Sunday, December 12, 2010

Cleopatra: A Life by Stacy Schiff

Cleopatra is arguably, as Stacy Schiff stated in a recent interview, the most famous woman we know so little about. I would add the most famous woman about whom so many myths and misperceptions swirl about her. Schiff has set down a detailed biography drawn from contemporary sources, including Plutarch, Dio, and Josephus. She carefully points out inconsistencies in these accounts, and deftly explains the political and social reasons her history appears as it does today.

Schiff disposes of several myths. She was not Egyptian, or even African – she was Greek through and through. She was not beautiful. Some Romans chided Julius Caesar for his liaison with her, because, “she’s not even beautiful. Lastly, she did not take her life by the bite of an asp. Alexandria held a reputation as a center for the finest poisons in the known world. Their potions acted quickly, irreversibly, and with no pain.

The Romans – great admirers and imitators of the Greeks – seem to have taken a cue from Euripides, who wrote, “Clever woman were dangerous” (qtd. in Schiff 4). She had an impressive education – the finest anyone could receive at the time. She spoke nine languages, and routinely negotiated difficult agreements and treaties with foreign kings without the aid of an interpreter. Even her contemporary critics “gave her high marks for her verbal dexterity. Her ‘sparkling eyes’ are never mentioned without equal tribute to her eloquence and charisma” (33).

The Romans treated their women as little more than personal objects to be bought, sold, traded, or discarded on the slightest whim. Cleopatra’s world, however, provided an environment in which women thrived socially, politically, financially, and educationally. According to Schiff, “as much as one-third of Ptolemaic Egypt may have been in female hands” (24). After her death, “a golden age of women dawned in Rome” (295). Suddenly, they enjoyed unprecedented freedom and political power.

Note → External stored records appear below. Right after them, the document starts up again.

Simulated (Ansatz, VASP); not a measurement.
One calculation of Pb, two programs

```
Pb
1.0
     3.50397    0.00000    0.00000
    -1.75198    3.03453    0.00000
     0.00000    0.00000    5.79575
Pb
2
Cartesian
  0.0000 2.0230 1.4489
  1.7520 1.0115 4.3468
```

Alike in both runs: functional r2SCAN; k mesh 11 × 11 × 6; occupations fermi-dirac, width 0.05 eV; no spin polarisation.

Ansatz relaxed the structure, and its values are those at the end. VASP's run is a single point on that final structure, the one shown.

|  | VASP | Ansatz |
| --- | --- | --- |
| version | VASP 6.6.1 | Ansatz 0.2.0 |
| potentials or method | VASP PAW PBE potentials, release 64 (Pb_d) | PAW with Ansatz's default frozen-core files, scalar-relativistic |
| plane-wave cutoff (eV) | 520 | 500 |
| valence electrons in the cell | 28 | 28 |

The Romans respected Cleopatra, after all her fields and stores of grain fed the Roman Empire. But they also feared her wealth and her position as a queen with unparalleled support of her people. During her 22 year reign, not a single revolt or attempt on her life ever occurred. Rough estimates of her personal fortune place her among the wealthiest people of all time – over $100 billion dollars in today’s money. Kings would routinely give her a gift of thousands of silver talents, when 220 of the coins could feed and equip a Roman Legion for a year. Favored Court officials might be paid a single talent a year and believe themselves well-compensated. Yet her generosity with her people and her guests was legendary at the time.

Near the end. Schiff writes, “In the match between the lady and the legend there is no contest.

The personal inevitably trumps the political, and the erotic trumps all: We will remember that Cleopatra slept with Julius Caesar and Mark Antony long after we have forgotten what she accomplished in doing so, that she sustained a vast, rich, densely populated empire in its troubled twilight, in the name of a proud and cultivated dynasty. She remains on the map for having seduced two of the greatest men of her time, while her crime was to have entered into those same ‘wily and suspicious’ marital partnerships that every man in power enjoyed.” (299)

The only problem I had with the text came in the lack of connection to quotes and over 40 pages of notes. She opts for endnotes marked only by the page they reference. However, the notes have a detail, and at times a touch of humor, absent in such a vast undertaking. Schiff tells the true story of one of the great love stories of all times. She cites dozens of versions of her story, including Shakespeare’s, perhaps his greatest love story. Even if a reader’s grasp of Roman and Ptolemaic history resides in a dim college classroom, this biography will enthrall and amaze. The slight inconvenience in searching out and reading notes is well more than worth the effort to shine a brilliant light on those memories. 5 stars.

--Chiron, 12/12/10

1 comment:

Italia said...

Too often, Cleopatra, whose very image is lost to us, occupies various stereotypes: temptress; gold digger; oriental despot. Yet in a day and age where Roman society considered women to be chattel, Cleopatra was an intelligent woman, capable of holding her own on the world stage. Enjoy this fresh and compelling view of one of history's most fascinating individuals.